The answer is based on the architecture of MEC: Applications in the MEC environment can take advantage of its rich connectivity and its low latency access to the RAN to discover powerful insights that cannot be discovered in a general-purpose edge computing environment. MEC is optimized for mobile use cases for edge computing as documented in an ETSI standard. General purpose edge computing environments lack the moment-by-moment granular detail provided by the provider RAN, which manages communication for every device in the proximity of the wireless network. This is a powerful differentiator:

• Carriers can enhance their network services to dynamically maximize connection quality based on device position, behavior and context; they can dynamically assign resources to network slices; use intelligence to identify faults, deliver resources to satisfy quality of service guarantees; and ensure privacy and security.
• Customer facing MEC applications can serve both enterprises and consumers:
  • Industrial automation: MEC applications can help predict equipment failures, detect problems, optimize supply chains, manage inventory, and customize production.
  • Augmented reality (AR) and virtual reality (VR) applications help workers understand the environment around them and repair or undertake work that relies on dynamic fusion of visual and digital information.
  • Retail: MEC is required to deliver immersive in-store environments that require low latency, proximity and personalization, and offer new forms of payment.
  • Security and safety: mobile device location of one or more users can give emergency teams new tools to help in their response to emergencies.
  • Smart cities: Applications can dynamically predict future traffic load, and gauge public transit needs for citizens, tailoring each user’s experience to their own travel plans.   Information from sensors in utility infrastructure, fused with information from mobile devices, can help predict energy demands and control user environments based on personal preferences.

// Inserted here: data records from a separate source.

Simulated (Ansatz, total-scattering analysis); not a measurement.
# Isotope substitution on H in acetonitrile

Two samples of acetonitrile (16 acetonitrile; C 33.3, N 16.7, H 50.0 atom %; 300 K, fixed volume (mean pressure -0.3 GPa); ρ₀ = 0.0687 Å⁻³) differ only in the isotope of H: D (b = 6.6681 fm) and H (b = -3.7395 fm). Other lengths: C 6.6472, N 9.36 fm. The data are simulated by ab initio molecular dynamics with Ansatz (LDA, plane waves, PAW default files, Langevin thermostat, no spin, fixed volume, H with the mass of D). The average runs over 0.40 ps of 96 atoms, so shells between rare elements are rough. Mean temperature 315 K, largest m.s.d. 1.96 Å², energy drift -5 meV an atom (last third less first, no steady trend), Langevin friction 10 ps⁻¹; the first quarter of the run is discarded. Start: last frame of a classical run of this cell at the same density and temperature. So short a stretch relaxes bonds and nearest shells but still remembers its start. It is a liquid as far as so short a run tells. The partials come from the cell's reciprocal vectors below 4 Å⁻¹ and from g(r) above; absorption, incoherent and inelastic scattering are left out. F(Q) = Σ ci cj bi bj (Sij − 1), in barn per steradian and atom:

MEC has a powerful advantage over general purpose edge computing, namely proximity to the RAN, with low latency access to mobile devices and their status. Dynamically building a picture of each device in a connected, real-world context allows applications to respond to react in real-time to complex edge use cases.

Exploiting MEC Advantages

The juxtaposition of compute, high bandwidth connectivity, and low latency communication to endpoints makes it possible for the first time for MEC-hosted applications to analyze streaming data on-the-fly and respond before storing data. Insights can be computed immediately in-memory, in the context of a rich contextual awareness that helps to identify relationships – such as proximity, correlation, containment and more – that is required to deliver game-changing insights.

Continuous intelligence applications can

• Continuously analyze, learn, and predict, because they statefully process each update immediately, in-memory. This improves performance because saving state on disk is substantially slower.
• Analyze system behavior over time: Real-world systems evolve over time and applications need to be able to understand the joint evolution of the states of multiple devices to discover deep insights.
• Analyze in context:  Applications can discover hidden meaning in data including real-world relationships - like containment, proximity, and correlation
• Always have the answer: Applications that compute on-the-fly can analyze, estimate, and predict continuously so they always have the answer, and can react instantly.

To deliver these benefits to developers, the MEC application platform needs to be able to build and continuously update a model of the edge environment and its endpoints.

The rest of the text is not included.